This sector has a dark history of abuse and the best professionals work with an awareness of this and a desire to avoid repeating those mistakes. Which means putting the clients’s experiences at the heart of everything, because when things are forced on people without their wishes being considered, that’s when it becomes abusive. You cannot work effectively with a person if you let your view of their situation override their own. My qualifications do not take precedence over first-hand experience.
Like a lot of allistic professionals, I was taught that “person with autism” is a preferable label to “autistic person.” To some extent, I can see there was good intent behind this. However, out of the classroom, most autistic people I’ve encountered disagree. So I have to defer to them, and if it’s uncomfortable to apply the same rule to everyone on the spectrum, I can simply ask people what they prefer. For me to presume that my classroom learning has more validity than the experiences of autistic people would be dangerously arrogant.

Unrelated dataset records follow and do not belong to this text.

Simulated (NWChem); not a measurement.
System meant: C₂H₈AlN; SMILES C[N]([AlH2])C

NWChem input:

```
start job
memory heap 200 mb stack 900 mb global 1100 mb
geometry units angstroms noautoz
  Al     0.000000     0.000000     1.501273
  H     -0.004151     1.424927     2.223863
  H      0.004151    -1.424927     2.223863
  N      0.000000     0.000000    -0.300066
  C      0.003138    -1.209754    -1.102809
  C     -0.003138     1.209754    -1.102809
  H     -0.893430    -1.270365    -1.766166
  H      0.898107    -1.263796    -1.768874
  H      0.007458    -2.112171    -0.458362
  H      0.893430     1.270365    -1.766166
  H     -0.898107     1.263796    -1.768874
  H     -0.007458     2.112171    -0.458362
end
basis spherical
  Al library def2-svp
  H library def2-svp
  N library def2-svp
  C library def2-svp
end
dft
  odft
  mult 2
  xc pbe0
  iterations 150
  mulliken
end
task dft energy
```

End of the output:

I’m not claiming to be the perfect professional or anything, but I am highly shocked when I see professionals on tumblr claiming that their professional knowledge is more legit than knowledge than comes from first-hand experiences. First of all, it’s highly unprofessional for you to be arguing about this in ALL CAPS WRITING on a social network. Secondly, all professionals have to be open to challenge. If an autistic person challenges you on your person-first language, hostility is a completely inappropriate reaction. As a professional, you have obligations that continue after you finish work for the evening. Respecting other people is the most basic one.